Monday, April 18, 2016

Shoot the Moon: An ICBM Crashportation "Bridge to Nowhere" to Help Start a Moon Village

          By Michael Turner

The president of Orbital ATK's flight systems group, which operates the Minotaur family of ICBM-based launch vehicles and the CEO of Virgin Galactic have crossed swords (or maybe plowshares) over the most recent variation of a very old idea; the hauling of old ICBM components out of retirement to be put to more peaceful uses.

A reminder that there is rarely if ever anything new under the sun. The abandoned Fort Churchill Rocket Research Range in Northern Manitoba is now a national historic site. As outlined in the July 11th, 2011 post, "A 1968 Battle Between Poker Flat & Fort Churchill," it once directly competed with, and was eventually driven out of business by, re-purposed US built ICBM's launched from Alaska. In the 1990's, as outlined in the March 1st, 2010 post, "A Short History of Akjuit Aerospace," there was also a failed plan to use re-purposed ex-Soviet ICBM's for launch at Churchill. Photo c/o Canada's Historic Places.

As outlined in the April 5th, 2016 Space News post, "Ending ban on retired ICBMs would allow U.S. companies to reclaim small satellite launch market," Orbital ATK flight systems group president Scott Lehr says that using his firm's rocket motors to launch small satellites would make the US more competitive in that particular segment of the launch market, which is currently dominated by subsidized players abroad.

However, as outlined in the April 5th, 2016 SpaceNews post, "Dumping excess boosters on market would short-circuit commercial space renaissance," Virgin Galactic CEO George Whitesides disagrees.

But Whitesides has a pecuniary interest of his own. Virgin Galactic not only offers perpetually delayed suborbital fun-rides, but has also begun a small satellite launch initiative of its own, one that might even orbit a satellite before anything very recreational happens elsewhere in the company.

Whitesides' complaint is understandable: there could be a "crowding out" of private sector initiatives.

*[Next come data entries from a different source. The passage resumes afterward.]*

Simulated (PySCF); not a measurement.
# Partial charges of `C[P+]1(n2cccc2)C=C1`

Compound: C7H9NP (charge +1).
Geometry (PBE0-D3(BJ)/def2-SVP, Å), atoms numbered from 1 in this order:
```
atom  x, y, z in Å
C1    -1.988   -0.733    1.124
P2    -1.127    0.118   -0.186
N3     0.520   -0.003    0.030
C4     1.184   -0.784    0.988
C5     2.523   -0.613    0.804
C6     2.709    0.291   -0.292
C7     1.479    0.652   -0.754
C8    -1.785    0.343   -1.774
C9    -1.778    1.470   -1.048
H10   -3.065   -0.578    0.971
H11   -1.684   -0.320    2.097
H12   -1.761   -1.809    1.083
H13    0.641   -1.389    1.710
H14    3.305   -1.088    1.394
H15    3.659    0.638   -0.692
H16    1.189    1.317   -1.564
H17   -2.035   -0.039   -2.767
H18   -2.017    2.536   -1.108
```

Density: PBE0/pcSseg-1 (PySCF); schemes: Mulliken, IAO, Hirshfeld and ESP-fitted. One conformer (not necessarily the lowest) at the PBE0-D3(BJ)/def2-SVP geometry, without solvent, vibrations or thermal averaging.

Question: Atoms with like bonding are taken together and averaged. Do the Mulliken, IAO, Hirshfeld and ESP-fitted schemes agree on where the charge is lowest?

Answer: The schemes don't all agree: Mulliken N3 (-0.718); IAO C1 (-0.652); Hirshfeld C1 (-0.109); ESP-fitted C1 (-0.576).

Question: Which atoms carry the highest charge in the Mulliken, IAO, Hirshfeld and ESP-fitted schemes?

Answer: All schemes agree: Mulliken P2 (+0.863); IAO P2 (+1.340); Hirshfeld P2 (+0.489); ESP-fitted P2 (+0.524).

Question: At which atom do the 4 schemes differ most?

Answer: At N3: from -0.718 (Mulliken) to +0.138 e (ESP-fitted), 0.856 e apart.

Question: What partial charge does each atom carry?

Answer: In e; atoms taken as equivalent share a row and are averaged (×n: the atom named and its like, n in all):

The Minotaur V, derived originally from the LGM-118 Peacekeeper ICBM, was developed by Orbital Sciences Corporation, (now Orbital ATK) and made its maiden flight on September 7th, 2013. It carried the NASA Lunar Atmosphere and Dust Environment Explorer (LADEE) spacecraft. Graphic c/o Orbital ATK

Perhaps it's my trollish nature, but I'd like to see what I can do to antagonize both sides of this debate.

First, however, let me go back to an old ruckus that bid fair to burst at the seams with political venom back in 2008: the uproar over U.S. congressional "earmarks." Many projects that enjoyed "earmark" funding promises at that time were derided as "bridges to nowhere."

Sarah Palin is shovel ready. Photo c/o Washington Post.
Since 2008 was also the year of Sarah Palin's vice-presidential candidacy, and since Alaska had two bridges to nowhere earmarks of its own, I found myself studying bridge projects. I did this in (frankly partisan) hopes of finding some awful embarrassment for Palin. In a way, I was disappointed: neither Alaskan bridge proposal was as ridiculous as it seemed at first. In fact ...

One of these Alaskan bridges would have connected a (low-volume) international airport to a small town nearby. It probably would have improved the local economy by getting more tourists who were bound for Misty Fjords National Monument to stay longer, at a slightly more developed way-station. The other bridge would have connected Anchorage to a relatively undeveloped subdivision across a river that was served by a ferry only when winter ice didn't make the transit too difficult. It might have sparked a construction boom across the water from downtown.

But it gets better. With the kind of low-interest financing that tends to be more available when the US Federal Reserve targets the lower bound of interest rates in a recession, it seemed possible that these bridges had a kind of business case. That is, they could eventually have been revenue-positive for their respective municipalities. Coincident with the Fed targeting the lower bound is the economic predicament that justifies such low interest rates in the first place: high unemployment in a recession. Later in 2008, the global economy imploded. Suddenly, certain Bridges to Nowhere looked a lot like "shovel-ready projects."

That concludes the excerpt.